Pickling class instance in dict fails unless you try pickling the object directly first

Question

Pickling class instance in dict fails unless you try pickling the object directly first

Closed this issue 2 years ago · 10 comments

I've found a very bizarre issue where, if I try to pickle an object (with various instance attributes) in a dictionary using dill, it fails on the first attempt. When un-pickling the object, it appears none of the instance attributes have been pickled along with the object. No matter how many times I re-run that cell (in a jupyter notebook), it fails. If I then try to pickle the same object directly, it works, and a subsequent attempt at pickling it in a dictionary now works too.

I've attached reproducible code below, and you can run it in this Colab notebook.
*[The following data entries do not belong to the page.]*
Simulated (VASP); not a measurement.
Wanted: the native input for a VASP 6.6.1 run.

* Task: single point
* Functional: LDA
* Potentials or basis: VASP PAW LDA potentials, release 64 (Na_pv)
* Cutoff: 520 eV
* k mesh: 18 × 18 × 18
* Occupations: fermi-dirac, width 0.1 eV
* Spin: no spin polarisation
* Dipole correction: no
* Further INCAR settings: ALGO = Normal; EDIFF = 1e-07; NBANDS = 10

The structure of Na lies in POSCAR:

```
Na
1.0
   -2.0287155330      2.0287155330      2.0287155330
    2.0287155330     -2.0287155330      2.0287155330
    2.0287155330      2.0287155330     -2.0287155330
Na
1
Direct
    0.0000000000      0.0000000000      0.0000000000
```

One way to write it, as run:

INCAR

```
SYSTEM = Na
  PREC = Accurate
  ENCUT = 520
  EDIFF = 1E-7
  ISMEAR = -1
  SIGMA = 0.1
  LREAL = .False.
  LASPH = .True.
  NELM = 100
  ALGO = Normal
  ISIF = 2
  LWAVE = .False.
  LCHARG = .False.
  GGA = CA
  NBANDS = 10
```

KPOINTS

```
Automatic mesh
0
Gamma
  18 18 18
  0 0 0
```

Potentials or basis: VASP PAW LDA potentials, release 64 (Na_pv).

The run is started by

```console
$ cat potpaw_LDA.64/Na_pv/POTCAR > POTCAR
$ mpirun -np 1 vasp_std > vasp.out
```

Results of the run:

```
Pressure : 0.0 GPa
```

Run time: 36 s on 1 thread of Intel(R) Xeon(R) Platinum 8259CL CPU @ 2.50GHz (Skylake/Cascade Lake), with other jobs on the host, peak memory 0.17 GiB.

Note, I am the author of gumbi, so please feel free to let me know if this is some issue with gumbi itself!

Imports and setup

!pip install gumbi

import dill
import numpy as np
import gumbi as gmb

stdzr = gmb.Standardizer(d={'μ': -0.307, 'σ': 0.158}, log_vars=['d'])
pa = gmb.parray(d=np.arange(5,10)/10, stdzr=stdzr)
pa
# ('d',): [(0.5,) (0.6,) (0.7,) (0.8,) (0.9,)]

First attempt

Saving the object in a dictionary fails, the instance attributes seemingly don't get pickled:

with open('test.pkl', 'wb') as f:
    dill.dump({'pa': pa}, f)
    
with open('test.pkl', 'rb') as f:
    loaded = dill.load(f)
    
loaded['pa']
# AttributeError: 'ParameterArray' object has no attribute 'names'

A diversion

Saving the object on its own works:

with open('test.pkl', 'wb') as f:
    dill.dump(pa, f)
    
with open('test.pkl', 'rb') as f:
    loaded = dill.load(f)
    
loaded
# ('d',): [(0.5,) (0.6,) (0.7,) (0.8,) (0.9,)]

Second attempt

And now saving the object in a dictionary works:

with open('test.pkl', 'wb') as f:
    dill.dump({'pa': pa}, f)
    
with open('test.pkl', 'rb') as f:
    loaded = dill.load(f)
    
loaded['pa']
# ('d',): [(0.5,) (0.6,) (0.7,) (0.8,) (0.9,)]

Note that running the "diversion" before ever running the dictionary pickle works too!

Answer 1 · 2022-08-10T23:14:59.000Z

Generally this shouldn't be the case. However, after a quick look at your code, I see that a ParameterArray is (1) a subclass of a numpy.ndarray, (2) uses __new__, and (3) adds the names attribute a bit more dynamically, with __array_finalize__ instead of during the usual __init__ call. All of these things can potentially cause issues for dill during serialization.

Just as an order of business, can you tell me which version of dill,python, and numpy you are seeing this with? Is it only seen when in a jupyter notebook? Does it occur only with dump/load, as opposed to dumps/loads? Also, I'd like to see if what you are experiencing can be reproduced using a dummy child class of a numpy.ndarray...

Answer 2 · 2022-08-10T23:21:06.000Z

For example, how about the following? (this is also a slightly different case, as it's a class defined in __main__ as opposed to in a file).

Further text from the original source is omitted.